Originally Posted by
mitchiemasha
I'm detecting a little miss understanding here. Your complaint is "weak recording" low overall volume. This is already High Quality, it just needs level boosting. It wouldn't make the Tascam useless, that's what you're using to record. Putting the recording in to Audacity or a DAW wouldn't increase the "Quality". The quality will always be at the standard it is or less, it would however be made louder.
Due to the very nature of mixing and the summing of 2 audio tracks (lots of much higher peaks regardless to your use of EQ and gain control), even if normalising to 100%, the main part of the audio will still be much lower, weak. Perceived volume and peak volume are 2 different things. If you did manage to mix and keep the peak levels the same in the mix as not in the mix, the perceived volume during the mix would drop considerable. It's all due to the phase relationships of the 2 frequency. Without limiting and dynamic compression with things like iZotope Ozone, it's impossible. Even recording via a hardware compressor doesn't work, they're not fast enough and you'll get tinier peaks slipping through, these are often inaudible but eat up headroom, clip converters, amps etc...

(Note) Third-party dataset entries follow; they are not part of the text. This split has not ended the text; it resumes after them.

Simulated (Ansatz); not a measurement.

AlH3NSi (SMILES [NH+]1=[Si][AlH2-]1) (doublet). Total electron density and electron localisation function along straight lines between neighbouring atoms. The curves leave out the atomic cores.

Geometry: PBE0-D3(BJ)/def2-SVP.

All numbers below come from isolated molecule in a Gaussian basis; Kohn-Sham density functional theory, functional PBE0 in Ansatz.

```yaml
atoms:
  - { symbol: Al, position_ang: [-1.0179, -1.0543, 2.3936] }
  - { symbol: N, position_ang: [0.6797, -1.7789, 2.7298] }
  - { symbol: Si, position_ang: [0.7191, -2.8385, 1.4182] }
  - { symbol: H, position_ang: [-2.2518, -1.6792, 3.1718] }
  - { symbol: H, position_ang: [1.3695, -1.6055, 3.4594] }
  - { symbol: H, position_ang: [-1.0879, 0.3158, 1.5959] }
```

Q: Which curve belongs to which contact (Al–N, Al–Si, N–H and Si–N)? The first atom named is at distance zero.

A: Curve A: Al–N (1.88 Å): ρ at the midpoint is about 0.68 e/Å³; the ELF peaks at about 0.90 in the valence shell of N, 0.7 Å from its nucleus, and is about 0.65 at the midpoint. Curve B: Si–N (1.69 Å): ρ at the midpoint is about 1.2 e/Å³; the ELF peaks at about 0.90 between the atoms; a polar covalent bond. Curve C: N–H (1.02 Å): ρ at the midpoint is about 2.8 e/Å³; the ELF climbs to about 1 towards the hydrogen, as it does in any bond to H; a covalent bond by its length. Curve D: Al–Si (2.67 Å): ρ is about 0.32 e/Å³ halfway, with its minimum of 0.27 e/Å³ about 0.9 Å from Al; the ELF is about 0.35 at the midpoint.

There is a SECRET though, a trick... Over normalise, say 120%, then normalise to 99.9%. Now you've chopped off those random spikes, that are the result of the exact moment, an exact same frequency, in both tracks, happened to be perfectly in phase. It doesn't have to be 120%, just whatever amount gets the songs up to 0db, without the transitions sounding bad. That was the quick way of dealing with a random pop back in the vinyl days, the pop wouldn't let the normalisation, maximise the recording to the desired amount, as it would be the highest peak.